Particular Baptists Through Presbyterian Lenses
If you were a Presbyterian divine in the Westminster Assembly commissioned by the government (Parliament) to establish a government-backed national uniformity of religion, what would a Particular Baptist look like to you in the early 1640s? You would likely not know what a Particular Baptist was, at least not clearly. But several of their tenets would be highly repulsive. How so? Consider the following from the perspective of a Westminster divine:
First, you believe that in matters of religion, the civil magistrate has the right to compel the conscience.
They who upon pretense of Christian liberty, shall oppose any lawful power…whether it be civil or ecclesiastical, resist the ordinance of God. (WCF 20.4)
And, for their publishing of such opinions, or maintaining such practices, as are contrary…to the known principles of Christianity…they may lawfully be called to account, and proceeded against by the censures of the church, and by the power of the civil magistrate. (WCF 20.4)
Second, you believe that the civil magistrate is responsible to enable the true church to exist and to disable all opposition.
It is [the civil magistrate’s] duty to take order that unity and peace be preserved in the church, that the truth of God be kept pure, and entire; that all blasphemies and heresies be suppressed; all corruptions and abuses in worship and discipline prevented, or reformed; and all the ordinances of God duly settled, administered, and observed. (WCF 23.3)

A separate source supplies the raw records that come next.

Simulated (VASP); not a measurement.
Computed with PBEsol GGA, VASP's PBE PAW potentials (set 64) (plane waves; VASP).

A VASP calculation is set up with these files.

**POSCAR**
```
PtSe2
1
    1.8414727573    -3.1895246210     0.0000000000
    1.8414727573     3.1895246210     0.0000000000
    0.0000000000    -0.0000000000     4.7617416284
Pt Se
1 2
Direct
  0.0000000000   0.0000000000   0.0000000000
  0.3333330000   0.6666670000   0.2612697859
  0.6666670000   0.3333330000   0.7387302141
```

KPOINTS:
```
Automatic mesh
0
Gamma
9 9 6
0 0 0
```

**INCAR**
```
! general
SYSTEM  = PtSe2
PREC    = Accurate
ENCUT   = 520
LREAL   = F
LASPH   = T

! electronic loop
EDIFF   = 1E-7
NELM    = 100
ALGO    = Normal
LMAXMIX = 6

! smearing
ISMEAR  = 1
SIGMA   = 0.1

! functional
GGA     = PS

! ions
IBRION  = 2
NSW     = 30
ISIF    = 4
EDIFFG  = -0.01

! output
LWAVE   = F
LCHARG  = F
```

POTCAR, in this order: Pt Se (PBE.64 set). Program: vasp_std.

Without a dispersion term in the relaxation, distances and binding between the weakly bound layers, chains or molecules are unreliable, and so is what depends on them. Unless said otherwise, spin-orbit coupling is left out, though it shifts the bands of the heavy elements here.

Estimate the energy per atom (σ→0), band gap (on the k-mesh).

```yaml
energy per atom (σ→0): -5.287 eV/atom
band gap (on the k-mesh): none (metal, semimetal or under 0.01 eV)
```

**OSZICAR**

Third, you believe that this national uniform church should include a form of hierarchical government.
Fourth, you have been commissioned by Parliament to begin this process.
A Particular Baptist (though you would not know him by that name) believes that the conscience cannot be forced in matters of religion, that the civil magistrate has no right whatsoever to establish, enable, or enforce a national church, and that all authority and power for the government of churches resides in the churches themselves, subject to no higher power as a church power. If the Particular Baptist is right about this, the Westminster Assembly’s very existence and purpose are invalidated.
If this were not enough, there are some in England who are apparently baptizing themselves, forming their own congregations, ordaining their own officers, and publishing literature advocating their positions while criticizing yours on these points. Their existence is antithetical to yours, to the church you envision, and to the mission your government has given to you. And now, some of the university men and clergy are joining them! This Anabaptism must be stopped.
The Westminster Assembly sent a recommendation to Parliament in Aug-Sep of 1644 advising legislation for the suppression of Anabaptism. The Assembly sent out a call for Anabaptists to submit their reasons against infant baptism to the Assembly. The next month, October, the Particular Baptists published their first Confession of Faith.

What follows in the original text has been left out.